By TOM GODFREY
Marginalized Toronto men and women are being given a helping hand with new clothing, personal care products and even cell phones by a non-profit agency that helps them find jobs to get back on their feet.
Many of those helped are from the Caribbean and other countries and have undergone life-altering experiences and are rejoining the workforce.
Up to 600 job seekers annually, many who are new Canadians or women in transition, are taught interviewing skills and how to groom and present themselves during day-long workshops that are held three times a month at Windfall Basics, on Connell Court in Etobicoke.
Toronto image consultant, Cindy Roemer, has helped to groom and coach about 2,000 of the men and women as they prepare for job interviews.
Roemer, who is a Windfall program manager, helps the job seekers improve their etiquette, grooming and selection of proper business attire for interviews.
“We are the finishing school for many of them,” she told Share in an interview. “This is the final frontier for most of the people because they already have resumes and are ready to work.”
The “Suitable Impressions” workshop helps clients to improve their confidence, appearance and communication skills.
“People come here and we get them job ready,” said Roemer. “They leave here with more skills and confidence in themselves.”
After every workshop, clients can each choose six items of new work attire, personal care products and a cell phone with prepaid card given to them by Rogers Uptown Wireless to help in their job search.
“People are more empowered and have more confidence when they walk out of our door,” said Roemer. “A lot of them are new Canadians who are having a hard time finding jobs.”
The agency, which has been around for 22 years, distributes more than 900,000 items of clothing and basic needs each year that exceeds $28 million in value.
Windfall obtains new surplus clothing from major retailers due to changing stock, seasons or style. That clothing is sorted and sent to a network of youth, men and women shelters across Toronto, where they are distributed free to the homeless or needy.
A large section of their 8,000-square-feet warehouse contains racks of new clothing and other gear that are donated to job seekers.
“A lot of the people we work with do find jobs,” said Roemer. “I would say more than 50 per cent of them get jobs in their fields.”

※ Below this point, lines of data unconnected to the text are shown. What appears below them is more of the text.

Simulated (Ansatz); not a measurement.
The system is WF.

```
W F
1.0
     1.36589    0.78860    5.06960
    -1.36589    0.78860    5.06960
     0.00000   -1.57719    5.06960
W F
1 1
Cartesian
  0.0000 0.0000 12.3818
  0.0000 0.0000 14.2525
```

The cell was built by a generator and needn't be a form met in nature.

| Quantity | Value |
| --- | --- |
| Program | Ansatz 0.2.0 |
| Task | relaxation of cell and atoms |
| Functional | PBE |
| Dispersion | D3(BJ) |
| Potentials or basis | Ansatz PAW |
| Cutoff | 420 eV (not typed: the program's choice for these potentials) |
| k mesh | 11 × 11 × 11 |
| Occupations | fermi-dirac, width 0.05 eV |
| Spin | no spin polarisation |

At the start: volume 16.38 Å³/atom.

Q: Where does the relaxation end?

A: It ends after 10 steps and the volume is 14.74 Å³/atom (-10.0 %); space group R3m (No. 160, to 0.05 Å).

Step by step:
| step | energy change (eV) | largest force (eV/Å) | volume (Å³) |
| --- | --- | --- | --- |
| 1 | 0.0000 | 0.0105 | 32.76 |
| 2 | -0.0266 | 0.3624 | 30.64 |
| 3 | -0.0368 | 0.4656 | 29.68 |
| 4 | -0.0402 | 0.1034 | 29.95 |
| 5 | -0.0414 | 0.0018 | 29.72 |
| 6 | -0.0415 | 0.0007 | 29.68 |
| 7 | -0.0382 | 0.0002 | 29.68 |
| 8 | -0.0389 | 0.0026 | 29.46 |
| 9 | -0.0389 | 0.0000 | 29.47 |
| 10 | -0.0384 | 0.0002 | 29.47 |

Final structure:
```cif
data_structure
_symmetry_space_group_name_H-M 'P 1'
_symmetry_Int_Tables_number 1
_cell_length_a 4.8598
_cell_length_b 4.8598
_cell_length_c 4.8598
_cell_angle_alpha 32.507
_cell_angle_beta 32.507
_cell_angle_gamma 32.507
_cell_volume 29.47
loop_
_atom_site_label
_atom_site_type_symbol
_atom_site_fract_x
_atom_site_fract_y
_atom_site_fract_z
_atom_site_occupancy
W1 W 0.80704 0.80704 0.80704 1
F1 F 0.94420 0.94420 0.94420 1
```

One woman, Yvonne, who is from Jamaica, was almost in tears after receiving a gift bag that contained health care products, cosmetics and some costume jewelry after a workshop.
“These are all expensive brand name clothes and makeup that we are getting,” she said excitedly. “Where else can we get these goods for free?”
Yvonne said she is getting her life back together after having to flee with her young children from an abusive relationship.
Julie Young, a program co-ordinator, said clients can attend talks by experts on personal finances, personal hygiene and health care.
“Every client receives more than $700 in clothing and personal care items when they leave,” she said. “They are empowered and pumped up when they leave.”
Members of the public are invited to visit Windfall to celebrate the fourth anniversary of the program on Friday, November 28 from 12:30 p.m. to 4 p.m.
The charity also operates Windfall Brides Boutique, which sells new wedding dresses at reduced prices and provides training to women in running a small business.
They are also involved in providing free winter jackets to keep children warm this winter.
Windfall has won awards from the Toronto Community Foundation and in 1996 was voted as one of the best business charity partnerships in Canada.
The non-profit also set a Guinness World Record in 2010 for the largest group of people in one location dressed as brides.